By M.D. Kittle | Wisconsin Reporter
MADISON, Wis. — Top Republican lawmakers have stern words for U.S. Attorney General Eric Holder and the state Department of Public Instruction regarding an “ongoing investigation” into Wisconsin’s school choice program.
“If Eric Holder wants to go fishing in Wisconsin, we have more than 15,000 lakes. (We) will gladly find him a boat and a guide,” State Sen. Alberta Darling, R-River Hills, and state Rep. John Nygren, R-Marinette, wrote in a joint statement issued late Monday morning. Darling and Nygren are co-chairs of the Legislature’s powerful Joint Committee on Finance. “We won’t stand by and let the Obama Administration kick poor kids out of their schools at the expense of Wisconsin taxpayers.”

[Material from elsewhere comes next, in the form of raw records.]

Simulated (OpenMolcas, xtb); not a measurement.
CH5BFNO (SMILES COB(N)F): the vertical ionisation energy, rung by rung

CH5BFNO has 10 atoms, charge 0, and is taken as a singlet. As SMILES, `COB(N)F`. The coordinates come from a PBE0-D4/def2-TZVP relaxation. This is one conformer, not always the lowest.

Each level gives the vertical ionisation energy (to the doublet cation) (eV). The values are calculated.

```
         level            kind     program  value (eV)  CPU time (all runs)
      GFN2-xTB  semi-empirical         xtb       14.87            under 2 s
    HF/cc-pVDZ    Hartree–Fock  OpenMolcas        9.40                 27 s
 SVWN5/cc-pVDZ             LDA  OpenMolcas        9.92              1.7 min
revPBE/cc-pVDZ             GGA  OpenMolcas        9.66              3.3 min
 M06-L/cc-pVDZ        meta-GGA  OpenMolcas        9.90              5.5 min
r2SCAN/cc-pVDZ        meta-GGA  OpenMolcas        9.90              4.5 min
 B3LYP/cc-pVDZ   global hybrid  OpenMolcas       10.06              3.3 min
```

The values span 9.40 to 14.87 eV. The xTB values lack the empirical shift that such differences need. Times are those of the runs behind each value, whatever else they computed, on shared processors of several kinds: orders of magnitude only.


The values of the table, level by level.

Last week, DPI sent a new and “unprecedented” notice to all administrators in the Wisconsin school choice program, requesting detailed information from private schools in the parental choice program regarding students with disabilities.
The state agency asks that the data be added to the annual Online Application System. Schools that participate in Wisconsin’s school choice programs use the OAS to enter student data and complete required reports.
Data regarding students with disabilities has never been included in that database. But more than a year after the Justice Department told DPI it was investigating the state program on allegations there is a systemwide policy of discrimination against students with disabilities within the private choice schools, the information suddenly has become need-to-know.
“As required by the United States Department of Justice (USDOJ), starting with the 2013-14 school year the department is collecting information on how choice students with disabilities are served in voucher schools,” states the DPI notice, obtained by the Wisconsin Institute for Law and Liberty, a nonprofit, Milwaukee-based public interest law firm.
The notice goes on to advise, in confusing terms, that choice schools really don’t have to provide the information if they don’t want to.
“Whereas the Department of Public Instruction cannot require you to submit this data, we request private schools that participated in the choice program during the 2013-14 school year, complete the ‘Disability Data’ report in OAS by June 30, 2014,” the notice states.
Darling and Nygren take aim at the Justice Department’s investigation, saying the federal agency could better spend its time investigating missing Internal Revenue Service emails instead of probing schools that are “giving poor children a chance to succeed.”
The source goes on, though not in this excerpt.